[gobo-eiffel-develop] A prototype XML event interface

SourceForge Headquarters 1320 Columbia Street Suite 310 San Diego, CA 92101 +1 (858) 422-6466

Regarding the XML parser interface discussions, I agree with 
Andreas that the bridge pattern seems to be a bit overkill 
and leads to (interface) code duplication, plus it makes 
reading the code a bit of a pain (OO spaghetti), especially 
because of the callback interface of the parser as it goes 
through indirections in all directions.

In Nenie XML, I have a similar event interface without the 
bridge pattern. Still it suffers from some issues mentionned
by Berend.

First, you inherit from a specific implementation (not an 
issue in nxml but not nice generally). 

Also, I do various post-processing layers through the 
inherited event interface. These layers add more event 
procedures, sometimes building on parent events with 
Precursor but not always very clearly. This is cumbersome, 
layers really have dependencies -- you cannot really 
reorder them -- and combining them is not very convenient.
In the end the layering is not very reusable.

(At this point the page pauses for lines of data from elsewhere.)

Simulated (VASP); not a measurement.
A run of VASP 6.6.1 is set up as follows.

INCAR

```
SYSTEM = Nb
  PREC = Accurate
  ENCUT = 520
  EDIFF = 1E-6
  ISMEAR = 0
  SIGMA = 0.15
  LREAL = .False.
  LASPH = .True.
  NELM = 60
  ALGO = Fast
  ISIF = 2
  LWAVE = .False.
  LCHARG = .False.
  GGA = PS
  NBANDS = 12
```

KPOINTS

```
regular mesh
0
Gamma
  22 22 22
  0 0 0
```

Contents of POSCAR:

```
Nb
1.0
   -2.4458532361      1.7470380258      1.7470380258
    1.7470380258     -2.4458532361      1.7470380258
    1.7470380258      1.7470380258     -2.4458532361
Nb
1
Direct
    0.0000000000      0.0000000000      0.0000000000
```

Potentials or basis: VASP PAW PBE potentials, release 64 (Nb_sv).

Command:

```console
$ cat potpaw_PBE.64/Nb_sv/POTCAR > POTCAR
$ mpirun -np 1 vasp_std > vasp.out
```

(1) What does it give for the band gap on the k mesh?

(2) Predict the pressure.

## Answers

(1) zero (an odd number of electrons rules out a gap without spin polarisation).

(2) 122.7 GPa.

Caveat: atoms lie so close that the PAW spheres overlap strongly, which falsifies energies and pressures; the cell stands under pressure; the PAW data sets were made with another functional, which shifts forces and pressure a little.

I had some loose thoughts about trying to solve those 
issues differently, and with the discussion on this list 
starting, I actually wrote a prototype yesterday which 
may help. It is available at:

http://www.nenie.org/eiffel/xml/xmlprototype-oct2001.zip

It's only compiled with SmallEiffel, not extensively 
tested, and uses Nenie XML in one class, but the point 
is to show the design rather than the details: it's code 
for reading rather than executing (but it does run). You 
don't need to know Nenie XML to understand it.

The two ideas I have implemented are:

(1) Event processing layer composition is implemented with 
delegation rather than inheritance.

(2) The event interface is simplified to one callback 
routine with simple types (enumerations+string).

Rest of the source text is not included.